Gullfaks A in rough seas 

No concessions
Phillips was pushing its luck in seeking exclusive rights to the entire Norwegian continental shelf. The Norwegians may have been inexperienced, but they knew better than to put all their eggs in one basket. In fact, they weren’t ready to discuss concessions of any kind  at least, not until the hoped-for gas deposits were confirmed in Dutch waters. In 1965, Britain and Norway negotiated a division of North Sea mineral rights that extended each country’s jurisdiction to a line midway between the two countries, where, geologically speaking, the most interesting areas for exploration lay. By the time Norway was ready to make production licenses available, a number of the world’s major oil companies had decided to throw their hats in the ring. In addition to Phillips these included Amoco, Esso, Amerada, Elf, Shell and Total.

The Norwegian industrial firm Norsk Hydro and a Norwegian consortium that later became Saga Petroleum entered the fray under the wing of larger partners. British Petroleum was there, too, though its chief geologist had reportedly vowed to drink any oil found in Norwegian waters.

As befits the Norwegian temperament, enthusiasm in Oslo remained in check: one business leader was reported to have provoked indulgent laughter when he remarked in a meeting that someday the oil business could be as important for Norway as whaling had once been. And when industrialist Georg Hagerup-Larssen asked a wealthy ship owner to invest in the Saga group, the ship owner replied, “Quite honestly, I haven’t the faintest idea what this is all about, but if you want to get involved, Georg, so do I.”

As time went by a stoic attitude seemed more and more appropriate. The Norwegian continental shelf appeared to be no good at all. In the four years that followed the initial licensing round, the winning companies spudded more than 30 promising formations without locating a single commercially viable reservoir.
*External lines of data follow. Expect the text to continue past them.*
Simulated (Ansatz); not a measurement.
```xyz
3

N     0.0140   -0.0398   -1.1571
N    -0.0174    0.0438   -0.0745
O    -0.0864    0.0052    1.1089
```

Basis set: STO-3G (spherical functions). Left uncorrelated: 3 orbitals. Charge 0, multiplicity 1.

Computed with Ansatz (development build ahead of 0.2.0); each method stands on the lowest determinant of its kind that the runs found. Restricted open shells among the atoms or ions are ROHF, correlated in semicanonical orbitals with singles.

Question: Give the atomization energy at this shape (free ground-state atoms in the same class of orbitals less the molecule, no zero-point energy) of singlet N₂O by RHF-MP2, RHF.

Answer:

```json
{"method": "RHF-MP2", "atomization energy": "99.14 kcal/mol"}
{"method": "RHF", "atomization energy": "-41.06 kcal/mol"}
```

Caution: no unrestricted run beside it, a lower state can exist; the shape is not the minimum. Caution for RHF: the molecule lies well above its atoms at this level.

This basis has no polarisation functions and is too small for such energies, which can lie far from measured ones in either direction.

Many of the rigs brought to Norway for wildcatting proved unstable in the rough seas. One group tried converting an old factory whaling ship into a drilling rig, but the vessel lost its anchors in hurricane-strength storms. Back in Oklahoma, Phillips Petroleum’s executives had had about enough. In late 1969 they authorized one final bore by the rig they had leased, the Ocean Viking, after which the crew was to pack up and leave.

Lucky strike!
It turned out to be a classic case of “last time lucky”. In the middle of the North Sea, just inside the Norwegian sector in an area called Ekofisk, the Ocean Viking struck golden-hued oil in a chalk reservoir more than 1600 metres under the seabed. After additional appraisal drilling, Phillips announced in the summer of 1970 that it had made a “giant discovery” and estimated its size at more than a billion barrels. In fact, Ekofisk would turn out to be more than twice that size. Developing it would entail both the most rewarding and the most harrowing episodes in the Norwegian oil adventure.

Suddenly the North Sea came alive. In 1971, on the British side of the median line, British Petroleum announced the discovery of oil in the Forties field. Then the large Brent field came in. In Norway, Amoco found oil in the Valhall field and Elf struck a huge gas deposit in the Frigg field. Phillips hurriedly converted the jack-up drilling rig Gulftide into a production platform for Ekofisk. With great fanfare, Prime Minister Trygve Bratteli opened the valve to let Norwegian oil flow commercially for the first time. The newspaper Aftenposten called it “a historic event”.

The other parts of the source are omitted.